Thank you Brian. Did you know him personally very well?

[Brian Abell] (3:29 – 3:47)

Not really although we did stay with him at the chemist shop when I was about four so I can remember going there and staying and also going for some walks around Hatherleigh when we were staying down here.

[Jane Fawcett] (3:48 – 3:53)

Lovely, so he was quite prominent in the church at that time?

[Brian Abell] (3:54 – 3:57)

Apparently yes, he was church warden for all of that time.

[Jane Fawcett] (3:58 – 4:06)

Wonderful, thank you. I understand Brian you have personal experience as a church warden.

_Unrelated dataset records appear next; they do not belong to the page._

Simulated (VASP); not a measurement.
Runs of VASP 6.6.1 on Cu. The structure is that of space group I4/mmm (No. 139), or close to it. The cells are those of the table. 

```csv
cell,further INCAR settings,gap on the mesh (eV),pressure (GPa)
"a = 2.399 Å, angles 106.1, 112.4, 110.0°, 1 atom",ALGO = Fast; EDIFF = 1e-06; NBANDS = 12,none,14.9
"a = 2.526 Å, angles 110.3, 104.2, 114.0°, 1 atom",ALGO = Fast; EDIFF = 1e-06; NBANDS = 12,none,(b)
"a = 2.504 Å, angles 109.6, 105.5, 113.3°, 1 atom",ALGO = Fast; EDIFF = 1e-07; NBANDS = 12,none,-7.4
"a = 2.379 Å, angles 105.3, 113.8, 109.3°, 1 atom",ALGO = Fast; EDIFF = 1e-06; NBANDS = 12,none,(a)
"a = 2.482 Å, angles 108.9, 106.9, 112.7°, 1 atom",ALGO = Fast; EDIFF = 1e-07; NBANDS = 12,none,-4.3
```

[Brian Abell] (4:06 – 4:30)

Well just for a short time when we moved back to Hatherleigh when we retired in we moved back in 1996 and they were short of a church warden and I think I was persuaded about two or three years after we moved to become church warden and held that position for about four or five years.

[Jane Fawcett] (4:30 – 4:37)

And I understand Denise Herod-Taylor was your other serving church warden?

[Brian Abell] (4:37 – 4:43)

She was, somebody else was eventually to start with and then Denise Herod-Taylor was.

[Jane Fawcett] (4:44 – 4:55)

Lovely, thank you. Can you tell us a little bit about your knowledge of Craddock Glasgow and his reign over what was one of the most thriving times in Hatherleigh church?

[Brian Abell] (4:57 – 5:16)

Well it was certainly very interesting because he got so many people involved and got the church involved in so many other activities and it’s said that the seating in the church would allow for 600 people.

[Jane Fawcett] (5:17 – 5:31)

Goodness, when we were preparing for this interview you mentioned some particularly fine gravestone carving which is visible for everybody to see. Could you tell me a little bit about this please?

[Brian Abell] (5:31 – 6:07)

Yes well there’s some excellent gravestones and carvings done by William Hooper who was a master letter carver and lived in the early 1800s and worked producing excellent easily read stones and he was also a very good builder and produced many of the finest buildings in the area including the old schools in Hatherleigh.

[Jane Fawcett] (6:07 – 6:15)

Wonderful so there’s a connection with that and I believe you mentioned he also constructed the old rectory?

[Brian Abell] (6:16 – 6:27)

Yes he included building the new Hatherleigh Vicarage and the Lord of the Manor’s house at Strawbridge and the National Schools building in the square.

[Jane Fawcett] (6:28 – 7:01)

So he has connections with the church obviously but it is worth looking out his carvings which are just on the vestry wall so look out for those and thank you very much Brian. Is there anything more you would like to add to this interview at this point? I don’t think so.

Okay well thank you very much for your insight and knowledge. There is so much more we could talk about but we will move on. Thank you very much.